Thursday, May 9, 2013

Nick Lowe

Nicholas Drain "Nick" Lowe, a pivotal figure in new wave, punk rock and U.K. pub rock was born March 24, 1949 in Walton-On-Thames, Surrey, England. He is a singer-songwriter who plays guitar, bass guitar, keyboards and harmonica. Beginning his musical career in 1967, he joined a band called Kippington Lodge with his friend from school, Brinsley Schwarz. The band recorded a handful of singles on the Parlaphone label before renaming the band Brinsley Schwarz in 1969. It was while in this band that Lowe wrote some of his best-known songs, including "(What's So Funny 'Bout) Peace Love And Understanding" which was a hit by Elvis Costello in 1979 and "Cruel To Be Kind", a solo hit for Lowe himself, also in 1979.

Lowe left Brinsley Schwarz in 1975 and by 1976 he had begun playing in Rockpile with Dave Edmunds in addition to recording as a solo performer. He was also an in-house producer for Stiff Records. As a producer he was nicknamed "The Basher" due to his rough and raw production style. In addition to producing Elvis Costello's first five albums, he produced early works by The Pretenders, The Damned, Dr. Feelgood, Graham Parker and others. His first single, released in August of 1976 was "So It Goes". It was also the first single released on the Stiff Records label.

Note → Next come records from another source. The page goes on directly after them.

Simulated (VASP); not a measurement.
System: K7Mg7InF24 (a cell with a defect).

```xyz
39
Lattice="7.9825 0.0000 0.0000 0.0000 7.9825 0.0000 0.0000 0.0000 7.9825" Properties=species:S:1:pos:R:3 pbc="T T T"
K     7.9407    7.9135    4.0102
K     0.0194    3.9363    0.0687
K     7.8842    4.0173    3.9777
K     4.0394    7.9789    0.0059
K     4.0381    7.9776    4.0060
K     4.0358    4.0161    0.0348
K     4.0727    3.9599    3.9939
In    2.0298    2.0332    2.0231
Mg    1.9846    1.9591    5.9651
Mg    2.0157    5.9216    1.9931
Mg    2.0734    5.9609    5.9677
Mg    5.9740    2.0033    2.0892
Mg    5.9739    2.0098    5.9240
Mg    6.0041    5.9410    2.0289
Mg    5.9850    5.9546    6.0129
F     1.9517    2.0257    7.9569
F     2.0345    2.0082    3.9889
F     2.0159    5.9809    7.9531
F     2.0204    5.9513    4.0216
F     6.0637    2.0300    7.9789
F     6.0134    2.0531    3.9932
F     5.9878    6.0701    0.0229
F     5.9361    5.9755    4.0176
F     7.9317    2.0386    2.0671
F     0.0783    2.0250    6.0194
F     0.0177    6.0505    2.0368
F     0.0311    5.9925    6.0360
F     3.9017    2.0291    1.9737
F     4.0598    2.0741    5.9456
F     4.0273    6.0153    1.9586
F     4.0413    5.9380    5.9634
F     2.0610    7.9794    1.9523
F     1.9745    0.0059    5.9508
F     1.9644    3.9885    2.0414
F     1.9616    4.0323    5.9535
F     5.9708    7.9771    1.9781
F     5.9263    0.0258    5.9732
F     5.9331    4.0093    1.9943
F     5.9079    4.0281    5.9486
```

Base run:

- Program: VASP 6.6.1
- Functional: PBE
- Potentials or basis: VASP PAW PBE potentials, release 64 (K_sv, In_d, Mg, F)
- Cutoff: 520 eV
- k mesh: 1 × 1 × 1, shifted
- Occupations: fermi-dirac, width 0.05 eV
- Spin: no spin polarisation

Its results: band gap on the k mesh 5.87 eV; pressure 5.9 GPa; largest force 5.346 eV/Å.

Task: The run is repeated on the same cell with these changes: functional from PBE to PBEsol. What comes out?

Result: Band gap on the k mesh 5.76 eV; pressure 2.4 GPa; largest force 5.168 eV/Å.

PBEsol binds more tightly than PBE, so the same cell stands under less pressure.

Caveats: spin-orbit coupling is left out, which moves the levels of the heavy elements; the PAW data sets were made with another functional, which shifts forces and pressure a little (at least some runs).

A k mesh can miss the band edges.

Despite the impact Lowe has had on punk rock, he was never really a punk rocker. Musically, his roots were in pub rock, a back-to-basics movement popularized in England as a three-chord good-time type of sound that found a niche in the late 70s and early 80s. Lowe's own music was a blend of hard rock and power pop, infused with hooks, melodic songcraft and a wicked sense of humour, As new wave began to fade in the late 80s, Lowe turned his attention to roots rock and eventually became a full-fledged country rocker in the 90s.

Having earned a reputation as an eccentric but excellent songwriter by 1975, Lowe wanted to leave the label he was signed to at the time United Artists Records, but the label did not want to let him go. Lowe proceeded to record a string of deliberately unmarketable singles in an effort to get United Artists to drop him. The first of these was "Bay City Rollers We Love You", a satiric homage to the teen pop sensations. It unexpectedly became a hit in Japan. Finally, after releasing "Let's Go To The Disco" credited to The Disco Brothers, United Artists dropped him from the label.

"(I Love The Sound Of) Breaking Glass" was Lowe's first top 10 hit and was featured on his first solo LP, Jesus Of Cool (changed to Pure Pop For Now People on the U.S. release) in 1978. His second album, Labor Of Lust, was supported by Rockpile and contained his only major U.S. hit, "Cruel To Be Kind" which sounds quite a bit like something you would hear from The Grass Roots and incidently, one of my favorite Lowe songs along with a song from the only album officially by the group Rockpile, Labour Of Lust, a number titled "Teacher, Teacher".

During much of the 1980s, Lowe struggled with alcoholism. It was with the help of his long-time friends Elvis Costello and Stiff Records executive Jake Rivera that he recovered and remained sober ever since. After this he decided to stop looking for crossover pop hits and concentrated on country rock and roots rock. His last U.K. hit was 1984's "Half A Boy And Half A Man", and his final hit in the U.S. was 1985's "I Knew The Bride (When She Used To Rock And Roll)".

Lowe described his move from regular pop music as having "escaped the tyranny of the snare drum". On his recent album releases such as At My Age, The Convincer and The Impossible Bird, he has clearly and artfully recast himself as an earnest, world-traveling balladeer, respectfully digging deep into American roots music. To this day he renders vintage country, soul and RnB with a heartfelt, graceful dignity that he wears well at this stage of his long and influential career.